'I grew up watching Bollywood'

'I grew up watching Bollywood'

India is viewed in many ways by those who simply read or hear about it. But there are those who have the urge to come back every time they visit the country like Karl Dmitri Bishop.

Karl splits his year between Cambridge (UK) and Bangalore, a combination that works well for the photographer-cum-visual artist.

“I live in Bangalore for three to six months every year. I’ve always had a passion for India since I was a kid. I remember watching a Bollywood film when I was six or seven. I was too young to understand what was going on but I quickly got mesmerised
with what was flickering in front of my eyes — the dancing, colours and singing! Most kids grow up watching Disney but I grew up watching Bollywood and I’m sure my parents must have thought I was mad,” he recalls.
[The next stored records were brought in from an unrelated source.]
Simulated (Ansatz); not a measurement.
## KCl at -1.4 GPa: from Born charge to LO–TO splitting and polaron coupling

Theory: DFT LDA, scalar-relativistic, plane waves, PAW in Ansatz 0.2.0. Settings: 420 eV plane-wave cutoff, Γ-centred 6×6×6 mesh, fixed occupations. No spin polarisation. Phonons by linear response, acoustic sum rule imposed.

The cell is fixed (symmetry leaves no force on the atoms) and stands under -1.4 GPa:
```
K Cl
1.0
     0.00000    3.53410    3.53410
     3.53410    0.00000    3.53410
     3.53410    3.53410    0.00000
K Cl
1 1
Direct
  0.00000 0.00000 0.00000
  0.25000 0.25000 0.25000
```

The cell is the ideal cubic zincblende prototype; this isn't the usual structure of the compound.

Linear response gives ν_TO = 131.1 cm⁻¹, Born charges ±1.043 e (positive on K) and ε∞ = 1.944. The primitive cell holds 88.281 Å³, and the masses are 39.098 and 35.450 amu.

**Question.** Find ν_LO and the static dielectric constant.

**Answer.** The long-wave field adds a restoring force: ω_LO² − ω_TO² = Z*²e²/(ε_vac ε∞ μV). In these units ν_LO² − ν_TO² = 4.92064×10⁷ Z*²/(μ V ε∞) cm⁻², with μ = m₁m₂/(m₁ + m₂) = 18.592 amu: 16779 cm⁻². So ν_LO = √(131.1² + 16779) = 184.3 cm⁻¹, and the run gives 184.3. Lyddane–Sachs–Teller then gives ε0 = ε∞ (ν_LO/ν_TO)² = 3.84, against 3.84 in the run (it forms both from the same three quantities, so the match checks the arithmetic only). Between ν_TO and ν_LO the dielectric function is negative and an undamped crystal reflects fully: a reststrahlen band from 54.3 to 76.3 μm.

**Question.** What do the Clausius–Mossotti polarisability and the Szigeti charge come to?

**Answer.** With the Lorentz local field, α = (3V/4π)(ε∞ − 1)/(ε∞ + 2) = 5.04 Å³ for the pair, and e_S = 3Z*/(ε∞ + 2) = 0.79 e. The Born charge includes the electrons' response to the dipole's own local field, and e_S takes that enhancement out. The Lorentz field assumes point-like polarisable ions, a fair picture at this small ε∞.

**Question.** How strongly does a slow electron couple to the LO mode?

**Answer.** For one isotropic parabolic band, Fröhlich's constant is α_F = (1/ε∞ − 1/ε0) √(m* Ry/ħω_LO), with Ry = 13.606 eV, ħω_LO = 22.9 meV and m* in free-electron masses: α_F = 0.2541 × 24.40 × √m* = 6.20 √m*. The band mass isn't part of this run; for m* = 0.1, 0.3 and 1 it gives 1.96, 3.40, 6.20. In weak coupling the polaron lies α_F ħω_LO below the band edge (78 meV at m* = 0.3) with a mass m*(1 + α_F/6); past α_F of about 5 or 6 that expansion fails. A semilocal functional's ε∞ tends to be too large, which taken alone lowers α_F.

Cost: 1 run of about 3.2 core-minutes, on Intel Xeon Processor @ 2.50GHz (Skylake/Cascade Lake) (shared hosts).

He adds, “As I got older, I read more books about Indian culture and Hinduism and later went to Oxford to pursue Hindu studies. I still hadn’t been to India at this point!”Owing to the fact that his childhood was submerged in this culture, coming here wasn’t such a culture shock to Karl. In fact, it only heightened his curiosity."

“I’ve been coming to India for many years, falling for the place in a new way
each time. But Bangalore holds a special place in my heart. On my first arrival to India, my friend surprised me with a one-way ticket to Bangalore,” he notes.

“I had never intended on coming here as it wasn’t on my typical ‘tourist attraction’ route. I remember being slightly annoyed having to waste my time in a City that I didn’t want to go to but that soon changed!” he says.

Continuing his ode to the City, Karl says, “I still remember sitting in that auto and travelling through the city looking for a hotel. I remember the smell in the air and instantly falling for the charm of the City.”

He adds, “The trees, gardens and beautiful old houses amazed me. I soon realised that there was something special about Bangalore. No matter what type of person you are or where you come from, you’d feel a sense of belonging in some part of its diverse population. I was most definitely ‘Bangalored’, which is in the Oxford dictionary, if someone doesn’t believe me!”

When asked if he has had any bad experiences so far, Karl politely replies, ‘Nothing too bad’ before revealing some rather interesting experiences.

“Of course, I have found myself in some rather bizarre situations, like swimming in a lake full of crocodiles and auto drivers driving me to their home to introduce their ‘new friend from the West’. The most freaked out I’ve ever been was being chased by an unknown
animal at night though a jungle nearby. I was sitting on the back of a speeding motorbike to get away from whatever was chasing us. The light on the hired bike wasn’t working and it was pitch dark. I have no idea to this day how we managed to survive!” he recalls and laughs.

Comparing his two homes, he says that Cambridge and Bangalore are ‘similar and different at the same time’.

“I have a good group of friends in Cambridge and Bangalore. But after making friends here, I realised that they like to do the same things my friends back home like to do – they enjoy going out for a drink, go for gigs, watch the same shows and talk about the same films. It was a shock to me how people growing up in completely different settings could grow up liking the same things as me,” he notes.

Bollywood, the Himalayas, Hindu temples and festivals have all inspired Karl. “India has influenced me as an artist. My work explores our roots – who we are, where we came from and how it’s made us who we are today. |I feel that we live in a mechanical age where we have lost our sense of belonging. There is no mystery or magic anymore. But in India, there’s a much stronger connection with the past that’s still alive today. There’s also some very interesting artwork and music coming out of India.”

He adds that he has met some amazing people here without whom he wouldn’t be who he is today. When he leaves the City, what does he yearn for most?

 “Everything – from waking up and feeling sunlight stream in through the window to the chai man shouting down the road to diving into the bizarre streets. Somebody once told me that once you’ve felt the Indian dust, you can never be free of it,” wraps up Karl.